Brow Beat

This Is Us Is TV’s Biggest New Hit. Sterling K. Brown Makes It Human.

Sterling K. Brown in This Is Us.

Ron Batzdorff/NBC

Last year, Slate’s Aisha Harris hailed Sterling K. Brown’s performance as Christopher Darden on The People v. O.J. Simpson: American Crime Story for its powerful embodiment of the “double consciousness” involved in being a black man prosecuting one of black America’s greatest heroes. Ryan Murphy’s anthology series boasted bigger names and flashier performances, but Brown’s portrayal was essential for the way he, through Darden, so fiercely and carefully complicated the dichotomous nature of the series’ conflict.

Brown is now a regular cast member on NBC’s runaway hit drama This Is Us. A tearjerker fueled by smartly timed narrative twists, it’s vastly dissimilar in intent and execution from People v. O.J., but Brown’s value to the new show is no less immense. Once again, he’s not only stealing scenes with a strikingly layered performance but emerging as the key to its success.

This Is Us is built around the history of the Pearson family, jumping between time periods as it follows Randall (Brown), his adoptive twin white siblings Kate (Chrissy Metz) and Kevin (Justin Hartley), and their parents, Rebecca (Mandy Moore) and Jack (Milo Ventimiglia). As an adult, Randall is ostensibly living the American dream, residing in a wealthy, mostly white suburb with his wife and two daughters, but his relatively stable existence is marked by an emotionally messy past. We watch him grow up without knowing his birth father and as part of a family who, whatever their intentions, can’t fully relate to his experiences as a person of color.

In both The People v. O.J. and This Is Us, Brown plays characters negotiating their racial identities in predominantly white environments, but where the former is realistic and mostly confined to the public sphere, the latter is a heavy-handed domestic drama, taking moments of devastation and uplift to equal emotional extremes. Like the show, Randall is defined by his complex conception of family. His character arc jump-starts with the unexpected arrival of his dying birth father, William (Ron Cephas Jones), which forces a painful but worthwhile re-examination of his life choices and familial relationships.

In the broader context of This Is Us, this is merely one storyline among many. The show stitches together resonant insights into weight-loss struggles, commitment issues, and class inequality, in addition to racial tensions. Yet despite the gifts of the other cast members—especially Chrissy Metz, who’s outstanding when not saddled with exploitative material—it’s Brown who imbues This Is Us’ saccharine family portrait with the depth and nuance it’s otherwise lacking. In scenes with Rebecca—Randall’s adoptive mother, whom he learns secretly kept William out of his life—Brown forcefully unveils the character’s buried resentment; it gets to the point where a make-up scene between them feels less like the magical healing fix it’s written as than well-intentioned patchwork for a very deep wound. In the show’s Thanksgiving episode, Brown plays Randall’s obsessive maintaining of his adoptive father’s holiday traditions with an intensity that veers between endearing and troubled. The subsequent reveal that Jack died while Randall was just a teenager gives new dimension to Brown’s initial performance—revealing it as a searing and tender reminder of grief’s long, dark shadow.

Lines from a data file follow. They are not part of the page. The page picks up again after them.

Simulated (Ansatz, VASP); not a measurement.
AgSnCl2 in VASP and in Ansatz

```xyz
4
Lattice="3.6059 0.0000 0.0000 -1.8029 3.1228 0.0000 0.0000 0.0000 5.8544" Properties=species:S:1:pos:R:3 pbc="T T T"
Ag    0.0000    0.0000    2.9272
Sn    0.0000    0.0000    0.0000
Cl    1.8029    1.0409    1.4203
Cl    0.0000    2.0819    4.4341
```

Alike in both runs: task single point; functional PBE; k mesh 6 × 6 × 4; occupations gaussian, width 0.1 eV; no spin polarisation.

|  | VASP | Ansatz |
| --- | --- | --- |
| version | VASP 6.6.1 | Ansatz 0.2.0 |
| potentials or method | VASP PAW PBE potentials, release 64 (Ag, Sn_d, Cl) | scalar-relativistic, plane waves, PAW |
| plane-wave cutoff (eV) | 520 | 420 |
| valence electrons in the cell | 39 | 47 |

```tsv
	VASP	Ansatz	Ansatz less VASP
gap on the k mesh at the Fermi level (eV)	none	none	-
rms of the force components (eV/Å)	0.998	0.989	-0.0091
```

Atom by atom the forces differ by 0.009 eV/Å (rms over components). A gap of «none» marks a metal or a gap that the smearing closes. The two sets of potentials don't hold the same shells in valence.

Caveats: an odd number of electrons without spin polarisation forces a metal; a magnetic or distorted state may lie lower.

As a prime-time broadcast drama, This Is Us doesn’t have the artistic latitude of a prestige cable miniseries; while creator Dan Fogelman skillfully plays with the requirements and restrictions of network TV, they’re an unavoidable influence on the finished product. The ingenuity of Brown’s work is how he transcends any and all constraints, taking a simple, neatly delinated scene and muddling it with a stare or a stutter. When Randall learns that his birth father is bisexual, Brown silently conveys nearly a dozen emotions in a few takes, even as the script limits his reaction to explicit, digestible surprise.

The challenges Randall faces are, on paper, more obvious than Chris Darden’s: the betrayal of a mother, the stresses of work-life balance, the return of an estranged parent. This Is Us has a pattern of presenting comfortingly recognizable conflicts before complicating and subverting them, but there’s still the sheen of engineered melodrama, that sense of the gears churning behind the scenes. That’s what makes Brown’s presence so valuable: His textured portrayal seeps into the other characters’ scenes as well, extending Randall’s hard-earned authenticity to the rest of the show. Brown elevates This Is Us above being a timely escapist weepy, lifting it toward something more ambiguous, realistic, and thought-provoking. He makes it human.